Saturday, 10 May 2014

Who is misleading our President?

Against the backdrop of his massive victory at the 2011 Presidential elections, it is difficult to dispute the obvious popularity of President Goodluck Jonathan among Nigerians. Recently however, it is also getting clearer that those opposed to him are increasing.
Whereas the latter can be described as political opponents with some of them stretching opposition to enemity, it appears intriguing that some of his supporters are more of enemies than friends.  The visit to the Presidential Villa last Tuesday of a delegation of the North East Forum for Unity and Development led by elder statesman, Adamu Ciroma to hold talks with the President is one event which throws light on the subject.
Goodluck-Jonathan-newFrom the timing of the meeting and its confidentiality, any analyst could easily have deduced that the visit had to do with the unending insecurity in the region especially the abduction of hundreds of young girls from their school in Chibok, Borno State.
Somewhere along the line, the media claiming to have stumbled on the so called secret address of the leader of the delegation let the cat out of the bag. According to the report, the delegation allegedly described as callous, government’s handling of the security challenge.
This rather sharp criticism should ordinarily not have been seen as enemy action but in Nigeria such postures are so seen. Others that may be similarly indicted would include Senator Ahmed Zannah who told the international media during the week that government did nothing about the information he personally gave on the movements of the Chibok abductors.
The same fate awaits another law maker, Abdulrahman Terah who similarly blamed government for the death of over 200 citizens in Gamboru village last Monday.
When added to protests in different parts of the country demanding better efforts to rescue the abducted girls, it becomes clear that there is anger in the land. Rather than appreciating the reactions to the precarious development, the ‘friends’ of Jonathan would hold on to the usual theory of describing the protesters as sympathizers, fronts and agents of the opposition political parties.
In earnest though, a real friend of the President would have spent quality time helping him to aggregate the bitterness of people especially as visibly displayed on the social media. Instead, the President’s men preferred to dismiss every critic as an agent of the opposition thereby inadvertently projecting the said opposition as more popular.
A little effort to check out the critics would have also revealed the hollowness of the agency theory otherwise distinguished statesmen like Kofi Anan; former Secretary General of the United Nations would be ridiculously indicted. Anan had told the BBC that Africa’s response to Chibok was slow just as he expected the Nigeria Government to “have shared a bit more with its own population”.
Anan and many other critics are in reality not the enemies of our President; his real enemies are members of the highly placed “Praise Singers of Aso Villa” who tell the President what they think would please him. They deprive him of knowing the reality on the ground as they shield him from several dimensions of a subject.
This powerful association has a few notorious permanent members who are always around either promoting issues like the third term agenda during the Obasanjo administration or preventing the President from interfacing with his Vice during the era of the late President Yar’Adua. Painfully, those in the group seem to believe that any planned government event is immutable. It cannot even be shifted to a more auspicious time.
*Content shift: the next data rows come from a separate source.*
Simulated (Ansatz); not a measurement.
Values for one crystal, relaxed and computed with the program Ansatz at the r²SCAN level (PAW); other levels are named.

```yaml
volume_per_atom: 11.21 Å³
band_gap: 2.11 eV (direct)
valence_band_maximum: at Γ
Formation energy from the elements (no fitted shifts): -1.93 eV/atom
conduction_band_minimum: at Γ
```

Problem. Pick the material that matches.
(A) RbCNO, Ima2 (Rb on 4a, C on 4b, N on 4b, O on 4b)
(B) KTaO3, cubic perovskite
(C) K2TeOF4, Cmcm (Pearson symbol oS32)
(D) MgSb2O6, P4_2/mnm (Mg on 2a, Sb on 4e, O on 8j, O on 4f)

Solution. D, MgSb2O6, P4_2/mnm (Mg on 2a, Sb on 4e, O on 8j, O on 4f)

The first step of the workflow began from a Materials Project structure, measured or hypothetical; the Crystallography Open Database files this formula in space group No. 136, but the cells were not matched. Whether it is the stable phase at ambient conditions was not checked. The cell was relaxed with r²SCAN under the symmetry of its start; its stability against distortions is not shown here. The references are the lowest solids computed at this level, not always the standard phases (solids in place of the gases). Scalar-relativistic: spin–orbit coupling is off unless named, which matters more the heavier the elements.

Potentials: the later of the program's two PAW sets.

To them, shelving an event in honour of people’s sensitivity is a sign of weakness. As a result, rescheduling the recently held World Economic Forum would in their view mean that Boko Haram was winning the terror war in Nigeria. So the conference was held and it was reportedly well attended ostensibly making Abuja the Davos of Africa.
But anyone who cared to monitor any international media network would have seen that the item which dominated the world was the slogan-“Bring back our girls”-a slogan also publicly displayed by the American first lady herself. Whereas to use the international nature of the forum to justify the need to go on with it is tolerable, there are other primitive events that would also not be postponed by government because supposed friends push for it. One such event was the Kano rally where former Governor Ibrahim Shekarau, declared for the Peoples Democratic Party (PDP).
If Jonathan is not too sure of his enemies, the first to qualify are those who prodded him to attend the Kano rally hours after visiting victims of the first Nyanya bomb blast. The President as we saw on television at the location of the blast was   naturally shaken and transparently sobre. He should have been allowed to consummate his mourning.
Knowing fully well that a rally in Nigeria usually takes the format of dancing and rejoicing, rather than political education, the President’s handlers owe him ample apologies for the height of their indiscretion. But for their undue pressure, it is unlikely that Jonathan would have allowed himself to be transformed overnight from mourning to rejoicing.
Worse still, the President was at the end of the day, the only one put under intense criticism for the event. In any case, did Shekarau decamp to the PDP because some new political philosophies suddenly emerged that made him and the PDP compatible? If not, was it expedient for the President to attend the rally and personally receive what one analyst described as an artificial decampee?
Our premise is that it is time for President Jonathan to rid himself of mercenaries purporting to be his supporters. Luckily, the new posture of securing the assistance of the United States, Britain, France and China is mitigating the hitherto adverse public opinion on the vexed issue of security.
This is because the President is beginning to convince some people that ‘bringing back our girls’ which is naturally the nation’s current priority will be so handled from now on. This will be hard to achieve if the President is not circumspect.